Crime and No Punishment

Everyone deserves a second chance. One might even argue you get three strikes, but in any case after that, they must pay the price.

JusticeIn the last few months, two officers were killed and two officers wounded in three separate shooting incidents. Where, you might ask? Southside of Chicago? A gang invested area of Los Angeles? Downtown Detroit? Baghdad?


On Cape Cod, the ordinarily tranquil summer vacation mecca and one of the most beautiful parts of the Eastern Seaboard.

It’s happening here for two very troubling reasons. First, the incestuous nature of the court system. Spend time in the courts around the Commonwealth, mainly the smaller venues, and you’ll see it in action.

If you pay attention.

Certain defense attorneys, generally the old hands or their associates with years of appearances before the courts, are treated differently, and their clients benefit by the largess of this deferential treatment. Their ability to wrangle minimal sanction from prosecutors, with the silent acquiescence of the courts and despite the extensive criminal record of the defendant, defies logic and diminishes the effectiveness of criminal sentences.

It’s an enlightened version of the “old boy” network without gender discrimination.

The second factor is the secrecy around criminal records in Massachusetts. Out of some misguided sense of fairness to those who’ve committed a crime, access to criminal records in the state is almost non-existent.

Even investigators face Draconian rules to access records of suspects under investigation. It is these two factors, lawyers with an inordinate amount of influence within the court and the secrecy of criminal records, that put dangerous repeat offenders back on the street under the guise of fair pursuit of justice.

Everyone deserves a second chance, after that they must feel the full weight of responsibility for their actions. Access to criminal records is as much a matter of the public’s need to know as is any other governmental function.

Courts cannot work in secret. That is exactly the situation in Massachusetts. Judges need to act as a balance between a vengeful public and the rights of the accused. Once a defendant signs a plea, that second chance philosophy takes over. Fail any part of probation, commit another crime, violate any order, and the opportunity for leniency should be surrendered.

In many ways, it does not work that way.

This, however, is only part of the solution. The reality is resources to deal with repeat offenders, especially those who commit minor offenses, is limited. Often the state faces a Hobbs choice of where to put people who deserve to go to prison but there is limited space to put them.

To be effective the criminal justice systems needs adequate resources. But that doesn’t just mean more cops, judges, and prisons. It also means we must invest in a prison system that punishes in a manner consistent with the law and functions as an actual system of corrections.

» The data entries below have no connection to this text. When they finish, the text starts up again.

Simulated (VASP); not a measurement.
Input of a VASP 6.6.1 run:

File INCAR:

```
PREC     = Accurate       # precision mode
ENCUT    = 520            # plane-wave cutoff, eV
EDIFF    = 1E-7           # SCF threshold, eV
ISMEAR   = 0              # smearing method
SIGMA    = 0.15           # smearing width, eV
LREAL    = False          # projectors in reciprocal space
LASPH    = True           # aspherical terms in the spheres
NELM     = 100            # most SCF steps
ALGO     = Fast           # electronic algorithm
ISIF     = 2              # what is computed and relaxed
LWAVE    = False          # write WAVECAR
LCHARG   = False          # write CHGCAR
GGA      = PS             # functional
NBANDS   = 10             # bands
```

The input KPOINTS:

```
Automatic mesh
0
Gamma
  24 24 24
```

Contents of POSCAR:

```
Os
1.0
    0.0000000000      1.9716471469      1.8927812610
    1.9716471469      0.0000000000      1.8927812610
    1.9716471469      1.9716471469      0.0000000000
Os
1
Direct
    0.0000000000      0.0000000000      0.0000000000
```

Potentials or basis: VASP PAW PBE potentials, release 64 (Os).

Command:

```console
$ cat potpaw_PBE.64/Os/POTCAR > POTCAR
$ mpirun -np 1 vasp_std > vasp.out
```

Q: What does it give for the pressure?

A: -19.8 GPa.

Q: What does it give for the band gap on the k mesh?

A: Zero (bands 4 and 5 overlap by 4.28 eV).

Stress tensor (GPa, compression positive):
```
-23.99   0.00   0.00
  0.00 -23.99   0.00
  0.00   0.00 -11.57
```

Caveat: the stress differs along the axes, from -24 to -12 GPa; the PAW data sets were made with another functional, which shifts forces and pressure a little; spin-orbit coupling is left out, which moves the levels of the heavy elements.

Clearly, if you’ve ever seen the inside of most prisons in the US, that is not happening. We cannot expect a prison system that amounts to nothing more than a warehouse of troubled humans to return a better person back to society.

If we focus exclusively on punishment, at the expense of rehabilitation, we are perpetuating the very problem we want to solve.

Every single criminal case disposed of in court should be a public record. If it takes a generation before people once again understand actions have consequences, then so be it. We’ve created this society of victimhood where everything is someone else’s fault. We must be the first to recognize the folly of that and accept our own responsibility for it.

The situation in Massachusetts is not unique. It permeates the criminal justice system throughout the US. It shouldn’t take cops being wounded and killed by individuals who’ve been given not a second chance but what amounts to a get out of jail free card before we recognize the problem and fix it.

Our criminal justice system need reflect the realities of the human condition in life. Our Constitution guarantees the rights to Life, Liberty, and the Pursuit of Happiness. Pursuit is not a promise of success, just a fair opportunity to achieve it. Continuously breaking laws is not one of those opportunities.

“There is no going back in life. There is no return. No second chance.”